E-Publishing is the New Marketing Ploy. Just Ask Google.
Google plies at marketing itself at the moment, launching and sending to about 1,500 UK partners and advertisers its nicely laid-out 64-page online magazine that can be read either on e-readers with Flash support or enjoyed as separate web-optimized articles.
Matt Brittin, Google’s UK chief executive: “In a world of accelerating change, we all need time to reflect. Think Quarterly is a breathing space in a busy world. It’s a place to take time out and consider what’s happening and why it matters.”
Most likely, Google is after a computational approach to delivering information, specifically news. Many portals are becoming content fronts for the publishing industry, which is taking over digital trends in large part thanks to real-time data sharing and the far-reaching social network platforms, like Facebook.
Last month, Google launched a new payment system for publishers, Google One Pass, through which the company takes only 10% of revenues compared to Apple with 30 percent. Google went even further with digitalizing books, a plan that has been carried out since 2004, now having over 12 million titles, and proposed a settlement of copyright claims that was in the end rejected by a federal court.

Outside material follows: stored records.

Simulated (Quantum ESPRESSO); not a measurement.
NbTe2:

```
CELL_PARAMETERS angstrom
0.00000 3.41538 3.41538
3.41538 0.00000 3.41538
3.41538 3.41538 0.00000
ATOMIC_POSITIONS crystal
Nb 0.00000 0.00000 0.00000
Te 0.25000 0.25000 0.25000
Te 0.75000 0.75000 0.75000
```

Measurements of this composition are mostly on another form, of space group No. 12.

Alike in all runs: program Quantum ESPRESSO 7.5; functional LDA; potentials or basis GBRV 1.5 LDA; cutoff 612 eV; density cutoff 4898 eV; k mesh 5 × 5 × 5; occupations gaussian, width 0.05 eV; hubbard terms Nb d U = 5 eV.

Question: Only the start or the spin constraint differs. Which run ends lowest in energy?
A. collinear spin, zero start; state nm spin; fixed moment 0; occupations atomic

“Like many others, we believe this agreement has the potential to open-up access to millions of books that are currently hard to find in the US today,” said Hilary Ware, managing counsel at Google. “Regardless of the outcome, we’ll continue to work to make more of the world’s books discoverable online through Google Books and Google eBooks.”
In recent years, Google competitor Baidu has faced copyright allegations as well, Baidu and China in general being seen as a haven for piracy of all kinds of products, such as music, videos, books and so on. The company has been testing a technology that ‘eliminates copyright-infringing content already uploaded on its platform, but also enables automatic rejection of future problematic uploads’.
We could say that the digital reading trend is starting to take off if we look at data from International Data Corporation saying that worldwide, 10.1 million tablets were shipped in Q4, up from 4.5 million in Q3. Ereader shipments rose from 3 million in 2009 to 12.8 million in 2010. Boston Consulting Group reveals that the number will certainly increase as tablet and ereader purchase intentions are high, especially among those who are already familiar with the devices. Half of internet users in the US who knew about tablets and ereaders planned to buy one in the next year, and 70% were considering a purchase in the next three years.